Environmental, social and economic problems are complex. Their interactions are hard to detect and change constantly. A wide range of scientific, economic, political and philosophical knowledge and skills is needed to understand and resolve them.

Understanding ecosystems, societies and their relationships therefore needs constant improvement through research. Existing information on these relationships should be made more accessible and useful through synthesis and analysis, which should be widely communicated and incorporated in education and training programmes.

Technologies

Technologies provide people with tools and infrastructure: a means of communication, transportation, energy supply and use, water supply, waste disposal, and extraction of raw materials and their manufacture into products. Research and development are needed, as well as better manufacturing, engineering and physical planning processes, in order to develop and apply technologies that:

  • minimize hazards to people and ecosystems; and

  • minimize the use of energy and raw materials, reduce waste, and prevent pollution.

Institutions

 

Laws and incentives

Laws and incentives are necessary to ensure that people and their organizations behave sustainably. But existing legislation and incentives do not provide adequately for sustainability, and often the two systems conflict with each other. For example, the law may tell a business not to pollute a river, but more powerful economic incentives may encourage it to do so.

At present, incentives to deplete resources and degrade ecosystems are strong because the market treats ecosystems and their functions as useless, limitless or free of charge. The market does not take account of the full value of ecological processes or biodiversity, or of the costs borne by society when these values are degraded.

Comprehensive and effective legal frameworks are needed to safeguard human rights, the interests of future generations, and the vitality and diversity of ecosystems; and incentive systems should be in harmony with them.

 

Organizations

In many countries, governmental planning and decision-making systems are weak compared with financial and commercial interests. Some are excessively bureaucratic; many are insufficiently participatory to reflect the interests of local communities or the poor. Other organizational problems include limited political awareness of the social and ecological aspects of sustainable development, insufficient skilled personnel and lack of money. All such problems are closely related, and are exacerbated by each other, as well as by other problems such as inadequate legislative frameworks and lack of scientific information.
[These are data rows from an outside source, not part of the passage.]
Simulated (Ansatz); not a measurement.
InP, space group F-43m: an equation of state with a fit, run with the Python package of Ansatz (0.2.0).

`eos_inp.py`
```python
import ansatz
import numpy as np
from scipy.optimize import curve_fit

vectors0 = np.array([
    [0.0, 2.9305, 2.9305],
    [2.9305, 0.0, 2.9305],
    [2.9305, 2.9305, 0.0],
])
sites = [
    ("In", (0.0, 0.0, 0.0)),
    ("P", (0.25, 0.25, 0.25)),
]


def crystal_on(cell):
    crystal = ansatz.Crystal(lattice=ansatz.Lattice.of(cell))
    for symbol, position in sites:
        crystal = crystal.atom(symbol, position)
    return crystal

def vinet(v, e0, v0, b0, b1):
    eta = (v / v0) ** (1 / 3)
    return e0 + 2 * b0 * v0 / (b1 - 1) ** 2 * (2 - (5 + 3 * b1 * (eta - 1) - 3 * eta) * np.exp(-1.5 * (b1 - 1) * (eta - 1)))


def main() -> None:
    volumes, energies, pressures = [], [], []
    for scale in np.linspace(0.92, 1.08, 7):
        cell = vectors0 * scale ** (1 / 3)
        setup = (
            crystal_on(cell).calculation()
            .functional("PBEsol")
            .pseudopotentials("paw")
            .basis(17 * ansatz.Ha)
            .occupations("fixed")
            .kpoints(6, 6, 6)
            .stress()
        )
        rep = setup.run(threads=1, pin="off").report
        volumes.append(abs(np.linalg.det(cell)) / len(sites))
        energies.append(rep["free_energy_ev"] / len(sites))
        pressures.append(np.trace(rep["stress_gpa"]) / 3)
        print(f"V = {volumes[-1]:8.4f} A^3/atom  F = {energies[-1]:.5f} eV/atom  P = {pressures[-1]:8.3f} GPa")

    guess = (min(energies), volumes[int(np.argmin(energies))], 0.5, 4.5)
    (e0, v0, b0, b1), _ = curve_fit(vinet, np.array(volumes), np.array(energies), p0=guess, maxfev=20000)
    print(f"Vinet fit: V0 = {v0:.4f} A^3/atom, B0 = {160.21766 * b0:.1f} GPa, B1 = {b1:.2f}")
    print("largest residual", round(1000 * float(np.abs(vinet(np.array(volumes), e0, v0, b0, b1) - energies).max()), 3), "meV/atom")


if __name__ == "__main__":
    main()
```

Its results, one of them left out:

Traditionally, development planners have concentrated on controlling the allocation of resources to promote economic growth. Planning horizons have tended to be short: typically three to five years. In general, environmental and social concerns have been subordinated to crude measures of economic performance such as gross domestic product (GDP), employment generation, and foreign exchange earnings.

Development policies – particularly sectoral plans and annual budgetary processes – are usually given priority over environmental policies. Both are fragmented and poorly integrated with each other. In some countries, national planning focuses excessively on projects, particularly large-scale projects, rather than on the institutions and programmes needed for sustainable development. Or, project plans may entail major policy decisions for which the national plan provides no guidance or which override the national plan. Often there is a poor fit among national, regional and local decision-making and powers to act.

Miscommunication, gaps, overlap and conflicts among sectors are common. This lack of horizontal integration is most obvious:

  • within economic development planning, notably between sectors;

  • between development policies and plans and environmental policies and plans (partly due to the longer time scale of the latter; and

  • in the ways that it is made difficult for interest groups and the public to understand and affect development and environment decisions.

Mechanisms for integration are weak and usually only exist at lower levels of planning, such as regional or local land use plans. Environmental impact assessment (EIA), although important for identifying and preventing environmental and social problems, is applied to projects and programmes more often than to development plans, sectoral plans or policies. As such, it does not have ‘upward reach’: it can change or mitigate a project but is unlikely to alter the policy or plan that gives rise to the project.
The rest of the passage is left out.